Inverse Scattering with Magnetic Potentials

• Inverse scattering with magnetic potentials is a study of reconstructing electromagnetic fields from scattering data, emphasizing gauge equivalence and asymptotic analysis.
• Methodologies involve analyzing Schrödinger operators with long‐range magnetic potentials, using potential decomposition and gauge transformation techniques.
• Applications span quantum imaging and the Aharonov–Bohm effect, providing insights into the reconstruction and uniqueness of electromagnetic field configurations.

Inverse scattering with magnetic potentials refers to the problem of determining information about electromagnetic fields—most notably the magnetic vector potential—from measurable scattering data produced by quantum particles or electromagnetic waves interacting with material systems. This topic encompasses rigorous analysis of the Schrödinger operator (with magnetic and electric potentials) in various geometric settings, the associated gauge structure, the connection between scattering observables and the underlying potentials, and the mathematical methods for reconstructing those potentials (up to gauge equivalence) from asymptotic data.

1. Gauge Equivalence and Its Role in Scattering Theory

A defining feature of magnetic Schrödinger operators is the gauge freedom in the magnetic potential $A(x)$. Two potentials $A(x)$ and $A'(x)$ are gauge equivalent if there exists a function $g(x)$ in the gauge group $G(\Omega)$ such that $A'(x) = A(x) - i g^{-1}(x) \nabla g(x)$, and the Schrödinger operator $(–i\nabla – A(x))^2 + V(x)$ transforms accordingly through $u(x) \mapsto g(x)u(x)$ (see Eq. (1.11)). The gauge group $G(\Omega)$ is characterized by functions that asymptotically behave like $\exp[i(m\theta + L(x))]$, with $L(x)$ real-valued and decaying appropriately, and $m \in \mathbb{Z}$ (see Eq. (1.9) and decay condition (1.7)). Gauge transformations induce explicit phase shifts in the scattering matrix—the $S$-matrix—via conjugation with exponential operators involving derivatives (see Eqs. (1.12), (1.13)).

In inverse scattering, physical observables depend only on the gauge class of $A(x)$, so reconstruction from scattering data must always be modulo gauge transformations. The challenge is thus to identify the gauge equivalence class of the operator $(A(x), V(x))$ from the gauge equivalence class of the $S$-matrix.

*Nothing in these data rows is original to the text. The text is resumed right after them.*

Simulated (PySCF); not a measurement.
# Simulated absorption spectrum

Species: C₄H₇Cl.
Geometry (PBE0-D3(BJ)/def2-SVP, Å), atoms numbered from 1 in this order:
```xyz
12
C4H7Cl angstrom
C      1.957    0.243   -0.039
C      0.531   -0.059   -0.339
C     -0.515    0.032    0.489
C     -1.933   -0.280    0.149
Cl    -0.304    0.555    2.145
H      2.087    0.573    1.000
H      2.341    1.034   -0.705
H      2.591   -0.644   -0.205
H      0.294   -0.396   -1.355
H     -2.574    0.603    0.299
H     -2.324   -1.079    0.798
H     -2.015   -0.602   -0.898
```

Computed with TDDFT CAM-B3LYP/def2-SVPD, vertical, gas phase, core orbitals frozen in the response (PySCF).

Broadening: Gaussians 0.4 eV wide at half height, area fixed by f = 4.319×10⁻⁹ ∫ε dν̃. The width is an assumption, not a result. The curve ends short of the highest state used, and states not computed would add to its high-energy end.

2. Structure and Decay of Magnetic and Electric Potentials

The model under analysis involves the Schrödinger operator

$H = (–i\nabla – A(x))^2 + V(x)$

in a domain $Q = \mathbb{R}^n \setminus O$ where $O$ is a smooth bounded obstacle ($n \geq 2$). The magnetic potential $A(x)$ is assumed long-range, with higher-order derivatives decaying at infinity as $$|\nabla^\alpha A(x)| \leq C \langle x \rangle^{–1–\varepsilon}$$ for some $\varepsilon > 0$ (see Eqs. (1.2), (1.3)). The electric potential $V(x)$ is short-range, decaying faster than any inverse power of $|x|$.

Outside a large ball, $A(x)$ admits a canonical decomposition (Eq. (1.5)) as $A(x) = A_0(x) + A_1(x)$, with $A_0(x)$ homogeneous of degree $–1$ and satisfying the transversality condition $x \cdot A_0(x) = 0$ (Eq. (1.6)). In dimension $n = 2$, $A_0(x)$ is gauge equivalent to an Aharonov–Bohm-type potential, exhibiting the essential physics of magnetic fluxes concentrated in thin tubes.

3. Correspondence Between Gauge Classes of Hamiltonians and Scattering Matrices

A central result is a one-to-one correspondence between gauge equivalence classes of Hamiltonians $(A(x), V(x))$ and those of $S$-matrices $S(\lambda)$—the scattering matrices at energy $\lambda$. Explicitly, for $n \geq 3$ the transformation law

$$S'(\lambda) = e^{i\psi(D_x)} S(\lambda) e^{-i\psi(-D_x)}$$

holds (Eq. (1.12)), while in $n = 2$ additional phase factors from the gauge group enter (Eq. (1.13)). This correspondence ensures that if two operators yield gauge equivalent $S$-matrices, their potentials must be gauge equivalent as well.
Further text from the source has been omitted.